CHART OF THE WEEK 📈
The US dollar has been the strongest now, in the last two decades. The largest currency strengthening has quite an uneven impact across the world. For some countries, it’s a major boost, and for the rest, a drag.
American tourists - They already have a strong passport that barely requires a visa to travel other countries. And now, with dollar strengthening, other currencies become cheaper. You can now get more Euros for the same amount of Dollars, and travel hence becomes cheaper.
Exporters to the US - Indian technology services companies or chemical companies exporting to the US benefit if they get paid in dollars, and then bring back rupees. So for every dollar, earlier they would bring back Rs. 74, and now they will bring back Rs. 80.

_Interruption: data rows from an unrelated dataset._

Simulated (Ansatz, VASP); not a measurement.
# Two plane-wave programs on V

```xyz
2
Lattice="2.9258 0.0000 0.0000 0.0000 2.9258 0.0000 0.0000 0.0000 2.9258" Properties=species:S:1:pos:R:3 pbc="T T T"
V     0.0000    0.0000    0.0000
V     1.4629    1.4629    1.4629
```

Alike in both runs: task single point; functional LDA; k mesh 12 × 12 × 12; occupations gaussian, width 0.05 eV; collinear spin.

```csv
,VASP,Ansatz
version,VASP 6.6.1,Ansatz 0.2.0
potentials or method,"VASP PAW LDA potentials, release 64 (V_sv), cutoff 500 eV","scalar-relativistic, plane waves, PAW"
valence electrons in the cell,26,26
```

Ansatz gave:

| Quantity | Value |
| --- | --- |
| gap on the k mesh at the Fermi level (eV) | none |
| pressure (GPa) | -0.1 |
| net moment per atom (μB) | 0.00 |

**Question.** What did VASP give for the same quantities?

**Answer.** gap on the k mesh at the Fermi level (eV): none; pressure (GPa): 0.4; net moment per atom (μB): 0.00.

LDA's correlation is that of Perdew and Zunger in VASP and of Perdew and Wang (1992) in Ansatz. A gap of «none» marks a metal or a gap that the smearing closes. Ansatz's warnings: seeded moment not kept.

Investors investing in the US from some place else - Take an Indian investor for example. Just like the exporter, they will naturally get more money back, thanks to conversion rates. Provided their investments haven’t depreciated in value of course.
American multinationals - Companies with sizeable operations outside the US have to bring money back into the US. Essentially, they’re earning in weaker currencies, and bringing lesser dollars back, impacting revenue and earnings. Several of these including Microsoft and Salesforce gave announced profit warnings in the US.
Debt-ridden countries, or importing countries (and Europe) - Take India for example. We import a majority of our oil. This just got more expensive with the strengthening of the dollar. Countries with dollar-denominated debt suffer too - they have to now pay higher dollar interest.
Interestingly, the pressure mounts on central banks globally to raise interest rates. Why? So that their currencies stabilise. Which brings us to an important point - even if inflation gets controlled in India, a weaker currency would mean the RBI would probably continue hiking rates to keep things steady.